Sadly very few authors seem to acknowledge or even know that github wiki pages are not indexed by search engines so if it wasn't for third-party sites like github-wiki-see.page (which could stop working at any time) their contents would be undiscoverable by the very same people they are usually intended...
What? That's crazy! Does Github block indexing?
There's more details on https://github-wiki-see.page/ and https://github.com/github/feedback/discussions/4992#discussi...

> we have also introduced an x-robots-tag: none in the http response header of Wiki pages

> Abusive behavior in Wikis had a negative impact on our search engine ranking

> GitHub is currently permitting a select criteria of GitHub Wikis to be indexed

https://github.com/robots.txt

I don't see anything here about wiki specifically but maybe one of the rules hits wiki pages?

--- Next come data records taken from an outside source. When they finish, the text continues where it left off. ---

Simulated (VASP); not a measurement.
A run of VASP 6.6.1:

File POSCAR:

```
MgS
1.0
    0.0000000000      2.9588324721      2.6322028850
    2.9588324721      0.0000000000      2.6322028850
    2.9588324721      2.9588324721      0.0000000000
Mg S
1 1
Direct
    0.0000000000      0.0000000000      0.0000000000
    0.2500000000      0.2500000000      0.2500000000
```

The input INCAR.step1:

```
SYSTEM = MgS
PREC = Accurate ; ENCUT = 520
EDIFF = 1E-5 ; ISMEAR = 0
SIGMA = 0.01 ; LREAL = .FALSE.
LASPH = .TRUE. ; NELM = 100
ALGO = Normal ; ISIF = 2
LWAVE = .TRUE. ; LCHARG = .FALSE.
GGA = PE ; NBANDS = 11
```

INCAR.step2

They've moved from robots.txt to blocking by headers.
Here's podcast interview with the creator of jq about what he's been working on at Jane Street: https://signalsandthreads.com/memory-management/
I didn't realize jq was missing a maintainer, it's one of my most used CLI tools.
It really is a fundamental problem where lots of these important projects aren't maintained simply because the reality is the maintainers can't beat the economics of a lot of rich freeloaders having no real short term incentive to compensate these maintainers..
> can't beat the economics

This makes it sound like this is some antagonistic relationship where the OSS maintainer loses. But the idealistic scenario that you are alluding to[1] is about a developer who develops free OSS in their free time. And then, yes, very few end up paying or donating anything. But how is a predictable chain of events a loss? What is the “economics” of it?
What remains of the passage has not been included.